I can reproduce the problem if I compile your code with clang only when generating 64-bit code. When targeting 32-bit code there's no error. As Michael Petch said, this suggests the problem is the different sizes of the two operands.

It's not entirely clear what the best fix would be, as your asm statement doesn't make much sense. It's the equivalent of:

int get_year(int a, int *b, char *c) {
    a += *b;
    c[4] = 58;
    return a;
}        

There's no advantage to using an assembly statement to do what can be done more clearly and more efficiently using the C code above. So the best solution would be completely replace your code with the equivalent C code.

If you're just playing around with inline assembly, then equivalent inline assembly would be:

int get_year2(int a, int *b, char * c)
{
        asm("addl %[b], %[a]"
            : [a] "+r" (a)
            : [b] "m" (*b)
            : "cc");
        asm("movb $58, %[c4]"
            : [c4] "=rm" (c[4]));
        return a;
}

I've used two asm statements because the two parts are unrelated. Keeping them separated provides for more opportunities for optimization. For example if you call this function but don't use the return value, the compiler can eliminate the first asm statement because its result isn't used and it has no side effects.

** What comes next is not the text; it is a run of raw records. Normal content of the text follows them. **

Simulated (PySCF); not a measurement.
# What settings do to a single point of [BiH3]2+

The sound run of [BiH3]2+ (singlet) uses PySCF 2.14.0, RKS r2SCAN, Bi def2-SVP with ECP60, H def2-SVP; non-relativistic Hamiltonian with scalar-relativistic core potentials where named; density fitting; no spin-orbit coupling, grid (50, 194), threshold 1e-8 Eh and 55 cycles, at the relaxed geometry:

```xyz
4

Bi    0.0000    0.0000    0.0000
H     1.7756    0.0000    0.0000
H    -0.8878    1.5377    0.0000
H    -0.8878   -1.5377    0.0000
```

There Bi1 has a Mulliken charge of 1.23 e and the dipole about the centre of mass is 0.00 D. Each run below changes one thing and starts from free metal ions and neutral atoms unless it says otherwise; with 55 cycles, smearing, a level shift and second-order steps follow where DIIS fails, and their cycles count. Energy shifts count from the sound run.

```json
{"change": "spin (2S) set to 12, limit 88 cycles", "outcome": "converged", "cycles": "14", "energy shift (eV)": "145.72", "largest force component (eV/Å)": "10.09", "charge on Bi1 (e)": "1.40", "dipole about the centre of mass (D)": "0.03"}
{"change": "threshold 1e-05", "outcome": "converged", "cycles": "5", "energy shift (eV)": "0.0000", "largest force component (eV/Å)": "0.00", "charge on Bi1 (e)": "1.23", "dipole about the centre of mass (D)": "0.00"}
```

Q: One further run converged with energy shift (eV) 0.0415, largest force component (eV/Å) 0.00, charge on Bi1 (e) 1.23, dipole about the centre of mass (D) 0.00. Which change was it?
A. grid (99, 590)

Instead of using a matching constraints, the "1" constraint that was giving you problems, I've used the "+" constraint modifier to mark the operand as both an input and an output. I find this works better. The constraint for the [b] operand should really be "rm" but unfortunately clang doesn't handle rm constraints well.

You probably noticed that I've used only two assembly statements where your example used four. The MOVL instruction isn't necessary, the compiler can handle moving the result in to the return value register, if necessary. Your last two assembly statements can be collapsed into one single statement that moves the constant directly into memory without clobbering a register. Speaking of which, your asm statement clobbers EFLAGS, the condition codes, so "cc" should be listed a clobbered, but as Peter Cordes notes it's not necessary with x86 targets but the compiler assumes they are anyways.

2 Comments

Fun fact which was a surprise to me, too: x86 / x86-64 inline asm implicitly clobbers the flags. stackoverflow.com/questions/6659414/…. So few instructions don't affect flags that it would cause way more bugs than real useful optimization opportunities, so they decided to define it that way.
@PeterCordes Ah, I was wondering why so many apparently broken asm statements worked in practice. I just assumed it there were just few opportunities to make use of the flags across an asm statement, so it didn't come up.